Hide code cell content
import mmf_setup; mmf_setup.nbinit()
%matplotlib inline
import numpy as np, matplotlib.pyplot as plt
#import manim.utils.ipython_magic
#!manim --version

This cell adds /home/docs/checkouts/readthedocs.org/user_builds/physics-521-classical-mechanics-i/checkouts/latest/src to your path, and contains some definitions for equations and some CSS for styling the notebook. If things look a bit strange, please try the following:

  • Choose "Trust Notebook" from the "File" menu.
  • Re-execute this cell.
  • Reload the notebook.

Lagrange Multipliers#

Unconstrained Minimization#

Consider minimizing a function \(E(\vect{r})\): for concreteness, think about \(E(\vect{r}) = mgh(\vect{r})\) as the gravitational potential energy if you are walking in mountainous terrain. Your goal is to find the lowest point and a local solution is to walk in the direction of the negative gradient \(\dot{\vect{r}} \propto -\vect{\nabla}E(\vect{r})\), stopping when the gradient vanishes \(\vect{\nabla}E(\vect{r}) = \vect{0}\). This algorithm is called gradient descent and provides a very good first step to finding the minimum of a function.

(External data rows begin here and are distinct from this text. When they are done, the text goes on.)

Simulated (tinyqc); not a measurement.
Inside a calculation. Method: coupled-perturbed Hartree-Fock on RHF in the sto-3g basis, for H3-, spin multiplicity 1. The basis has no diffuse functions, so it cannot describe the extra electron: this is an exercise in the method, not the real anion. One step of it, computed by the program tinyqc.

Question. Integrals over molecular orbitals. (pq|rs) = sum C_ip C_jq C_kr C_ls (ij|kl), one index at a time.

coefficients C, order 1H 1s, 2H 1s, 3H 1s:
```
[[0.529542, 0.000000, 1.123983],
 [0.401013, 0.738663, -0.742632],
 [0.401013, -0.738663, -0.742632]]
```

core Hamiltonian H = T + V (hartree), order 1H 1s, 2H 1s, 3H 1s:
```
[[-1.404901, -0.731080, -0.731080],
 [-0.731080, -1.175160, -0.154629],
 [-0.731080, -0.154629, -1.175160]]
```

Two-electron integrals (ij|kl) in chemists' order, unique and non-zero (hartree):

This outlines the usual mathematical strategy for extremization of finding the roots of \(\vect{\nabla}E(\vect{r}) = \vect{0}\), but beware that this may also locate maxima and saddle points.

Constraints#

Now suppose that your motion is constraint by a function \(g(\vect{r}) = 0\). The example I used in class was to imagine you are a goat tethered to a stake with a rod such that you must maintain a fixed distance \(R\) from the stake:

\[\begin{gather*} g(\vect{r}) = \abs{\vect{r}}^2 - R^2. \end{gather*}\]

Intuitively, you are only allowed to move perpendicular to \(\vect{\nabla}(\vect{r})\).

This case can be solved by the method of Lagrange multipliers. The idea here is that, at the minimum, the gradients of \(E\) and the gradients of \(g\) must be parallel, otherwise there is an allowed direction of motion that will reduce the energy. Thus

\[\begin{gather*} \vect{\nabla}E(\vect{r}) = \mu \vect{\nabla}g(\vect{r}). \end{gather*}\]

The method of Lagrange multipliers is this general expressed as extremizing

\[\begin{gather*} \mathcal{L}(\vect{r}, \mu) = E(\vect{r}) - \mu g(\vect{r}). \end{gather*}\]

Note: many constraints can be included this way – just include more terms.

The solution thus has the form

\[\begin{gather*} \vect{\nabla}\Bigl(E(\vect{r}) - \mu g(\vect{r})\bigr) = \vect{0}. \end{gather*}\]

This will give the solution \(\vect{r}(\mu)\) as a function of the Lagrange multiplier, which then must be adjusted to satisfy the constraint:

\[\begin{gather*} g\bigl(\vect{r}(\mu)\bigr) = 0. \end{gather*}\]

Example

Minimize \(E(x) = (x-1)^2\) subject to the constraint that \(g(x) = x^2 - 4 = 0\):

  1. Subtract the constraint from the objective with a factor of the Lagrange multiplier \(\mu\):

    \[\begin{gather*} \mathcal{L}(x, \mu) = E(x) - \mu g(x) = (1-\mu)x^2 - 2x + 1 + 4\mu. \end{gather*}\]
  2. Find the extremal points by setting the gradient to zero:

    \[\begin{gather*} \pdiff{\mathcal{L}}{x} = 2(1-\mu)x - 2, \qquad x = \frac{1}{1-\mu}. \end{gather*}\]

    Note that the solution depends on the Lagrange multiplier \(\mu\).

  3. Adjust the Lagrange multiplier to satisfy the constraint:

    \[\begin{gather*} 0 = g(x) = \frac{1}{(1-\mu)^2}-4, \qquad 1-\mu = \pm \tfrac{1}{2},\\ \mu \in \{\tfrac{1}{2}, \tfrac{3}{2}\}. \end{gather*}\]
  4. Find the potential solutions and check which are minima:

    \[\begin{gather*} x = \in \{-2, 2\}, \qquad E(-2) = 9, \qquad E(2) = 1. \end{gather*}\]

    Hence, \(x=2\) is the minimum, and \(x=-2\) is the maximum, subject to the constraints.

Warning

In class, we considered this example with \(E(x) = x^2\) and ran into a problem:

\[\begin{gather*} \mathcal{L}(x, \mu) = (1-\mu)x^2 + 4\mu, \qquad 2(1-\mu)x = 0. \end{gather*}\]

This seems to imply that \(x = 0\), which is the global minimum. However, note that if \(\mu = 1\), then all solutions \(x\) are allowed. In this case, the constraint and the objective have the same contours, so this is highly degenerate and \(x\) does not depend on \(\mu\). Here you just have to find the \(x = \pm 2\) that satisfy the constraint, and check these.